Schwarzschild and Reissner–Nordström metrics

[Orion1]

A non-rotating $J = 0$ and charge neutral $Q = 0$ spherically symmetric metric is defined by the Schwarzschild metric:
$$c^2 {d \tau}^{2} = \left(1 - \frac{r_s}{r} \right) c^2 dt^2 - \frac{dr^2}{1 - \frac{r_s}{r}} - r^2 d\theta^2 - r^2 \sin^2 \theta \, d\phi^2 \right)$$

The next metric form for a non-rotating $J = 0$ and charged $Q \neq 0$ spherically symmetric metric is defined as:
$$c^2 {d \tau}^{2} = \left( 1 - \frac{r_{s}}{r} + \frac{r_{Q}^{2}}{r^{2}} \right) c^2 dt^2 - \frac{dr^2}{1 - \frac{r_{s}}{r} + \frac{r_{Q}^{2}}{r^{2}}} - r^2 d\theta^2 - r^2 \sin^2 \theta \, d\phi^2 \right)$$

Which reduces directly to the Schwarzschild metric for $Q = 0$.

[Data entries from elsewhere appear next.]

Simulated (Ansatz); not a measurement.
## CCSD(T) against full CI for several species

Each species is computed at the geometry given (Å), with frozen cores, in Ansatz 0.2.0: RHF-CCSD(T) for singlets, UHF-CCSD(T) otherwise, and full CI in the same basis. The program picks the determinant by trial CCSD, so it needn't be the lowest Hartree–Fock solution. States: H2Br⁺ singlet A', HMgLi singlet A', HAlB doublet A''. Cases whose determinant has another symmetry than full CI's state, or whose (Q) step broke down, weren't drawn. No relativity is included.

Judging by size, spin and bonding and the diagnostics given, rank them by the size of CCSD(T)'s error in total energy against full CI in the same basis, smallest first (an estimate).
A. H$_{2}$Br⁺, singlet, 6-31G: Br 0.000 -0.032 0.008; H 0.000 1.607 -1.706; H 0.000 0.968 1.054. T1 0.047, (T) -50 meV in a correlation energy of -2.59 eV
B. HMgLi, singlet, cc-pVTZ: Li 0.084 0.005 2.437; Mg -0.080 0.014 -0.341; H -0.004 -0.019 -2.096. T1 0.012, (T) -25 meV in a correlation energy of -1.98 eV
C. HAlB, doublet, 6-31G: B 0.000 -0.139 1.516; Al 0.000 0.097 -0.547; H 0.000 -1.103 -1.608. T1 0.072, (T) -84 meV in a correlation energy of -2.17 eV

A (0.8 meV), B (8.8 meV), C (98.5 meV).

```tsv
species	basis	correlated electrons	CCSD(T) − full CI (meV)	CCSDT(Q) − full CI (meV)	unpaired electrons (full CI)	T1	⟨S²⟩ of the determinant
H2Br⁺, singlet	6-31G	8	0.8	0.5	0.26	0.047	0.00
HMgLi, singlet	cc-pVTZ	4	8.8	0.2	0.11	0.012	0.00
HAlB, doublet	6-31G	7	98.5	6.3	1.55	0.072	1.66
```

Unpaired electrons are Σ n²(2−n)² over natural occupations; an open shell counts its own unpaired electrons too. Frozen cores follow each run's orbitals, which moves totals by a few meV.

In the limit that the charge $Q$ (or equivalently, the length-scale $r_Q$) goes to zero, one recovers the Schwarzschild metric.

However, the formal definition for a non-rotating $J = 0$ and charged $Q \neq 0$ spherically symmetric metric is the Reissner–Nordström metric:
$$c^2 {d \tau}^{2} = \left( 1 - \frac{r_{s}}{r} + \frac{r_{Q}^{2}}{r^{2}} \right) c^{2} dt^{2} - \frac{dr^{2}}{1 - \frac{r_{s}}{r} + \frac{r_{Q}^{2}}{r^{2}}} - r^{2} d\Omega^{2}$$

Where the solid angle is defined as:
$$d \Omega^2 = d \theta^2 + \sin^2 \theta d \phi^2$$

The Reissner–Nordström metric:
$$\boxed{c^2 {d \tau}^{2} = \left( 1 - \frac{r_{s}}{r} + \frac{r_{Q}^{2}}{r^{2}} \right) c^2 dt^2 - \frac{dr^2}{1 - \frac{r_{s}}{r} + \frac{r_{Q}^{2}}{r^{2}}} - r^2 d\theta^2 - r^2 \sin^2 \theta \, d\phi^2 \right)}$$

Reference:
http://en.wikipedia.org/wiki/Schwarzschild_metric"
http://en.wikipedia.org/wiki/Reissner-Nordström_black_hole"
http://en.wikipedia.org/wiki/Solid_angle"

 

[George Jones]

$$d \Omega^2 = d \theta^2 + \sin^2 \theta d \phi^2$$

 

[cristo]

It might just be me but... what's the point of this thread?